Posted by Mary Ann Rodman

 

7 comments:

Damon Dean said...

You're my sudden new hero. Thanks for giving-teaching-inspiring-empowering-freeing young writers.

Carmela Martino said...

How fun to see photos of you and your students, MA! I SO wish I could come to your camp, too. :-)

mary ann rodman said...

Thanks for the comment, Damon. I had so many excellent writers this year who told me they "failed" the writing portion of the Georgia state test. They were unable to confine themselves to the required five paragraph form...so they failed. No wonder so many of them are writerphobes.

Thanks Carmela. I did all those selfies to give a sense of where we were. I am very wary of posting pictures of students so I always make sure you san't identify faces. The one of the kids on the porch is two or three years old.

April Halprin Wayland said...

Yes, yes, what Damon said: Sudden Hero--yes! ...except it's not a sudden thing, my respect for you, Mary Ann--it's always that way, especially when you write with such passion about your writing camps.

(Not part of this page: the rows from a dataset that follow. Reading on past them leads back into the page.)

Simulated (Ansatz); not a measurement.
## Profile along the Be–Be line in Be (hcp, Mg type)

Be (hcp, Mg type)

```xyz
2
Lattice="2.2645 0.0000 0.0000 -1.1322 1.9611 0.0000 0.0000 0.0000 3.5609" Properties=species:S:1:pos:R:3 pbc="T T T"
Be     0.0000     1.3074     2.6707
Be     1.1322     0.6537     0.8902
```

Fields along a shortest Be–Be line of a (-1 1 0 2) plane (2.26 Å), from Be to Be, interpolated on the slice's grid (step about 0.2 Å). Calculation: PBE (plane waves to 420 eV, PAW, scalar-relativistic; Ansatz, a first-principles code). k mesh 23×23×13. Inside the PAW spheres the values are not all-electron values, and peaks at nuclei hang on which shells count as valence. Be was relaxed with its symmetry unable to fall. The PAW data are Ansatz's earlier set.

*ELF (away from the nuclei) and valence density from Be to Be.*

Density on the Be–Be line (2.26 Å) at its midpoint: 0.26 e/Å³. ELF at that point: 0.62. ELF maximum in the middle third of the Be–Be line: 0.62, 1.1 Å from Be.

And as Carmela said, really: we want to be your student! Maybe you could teach a writing camp for adults and treat us like your treat the kids. That would be heaven.

Garden Girl said...

Your first rule for writing, "There is no right or wrong way to write." is excellent and encourages the campers to write the first terrible drafts [Anne Lamott], as they move on to become stronger and better writers. Thank you for encouraging and sharing the love of literacy with kids. What a great opportunity for the campers.

The vocabulary content and charades suggested as a strategy for ELLs [English Language Learners] is just good teaching for all kids.

Parents who encourage [not insist] their children to be bilingual or multilingual understand the importance and benfits of doing so. With the constantly growing and diverse world population, the ability to speak multiple languages is increasingly important. In order to improve the sharing of knowledge, materials, and wealth, everyone should learn another language besides just English or one's native tongue.
~Suzy Leopold

mary ann rodman said...

April (and Damon, too) I'm not sure what a "Sudden Hero" is, but if it has the word "hero" in it, I accept gratefully. Garden Girl, some of my first students were students whose parents somehow had the idea that this was a remedial grammar class. I couldn't really explain to them because they didn't speak English at all. (The kids told me that was what their parents expected). I crafted the "contests" to build vocabulary (their grammar was impeccable, but their vocabulary wasn't adequate for what they wanted to write. And I could do this so the "native English speaking" half of the group wouldn't catch on. As for the dual language thing, I think it is a wonderful thing to be fluent in more than one language. It is not so wonderful when it becomes a punitive thing, and a sad thing when one of the parents can only communicate in their native language. I once had a group of girls who were carpooled every day by the same mom...the one who could speak a little English. And I can thank Anne Lamott for my own personal realization that writers can be slapdash the first draft around, just get the story out. Otherwise,I would still be sitting in front of my laptop, musing over the first word of my first book! Thank you all fr your kind comments.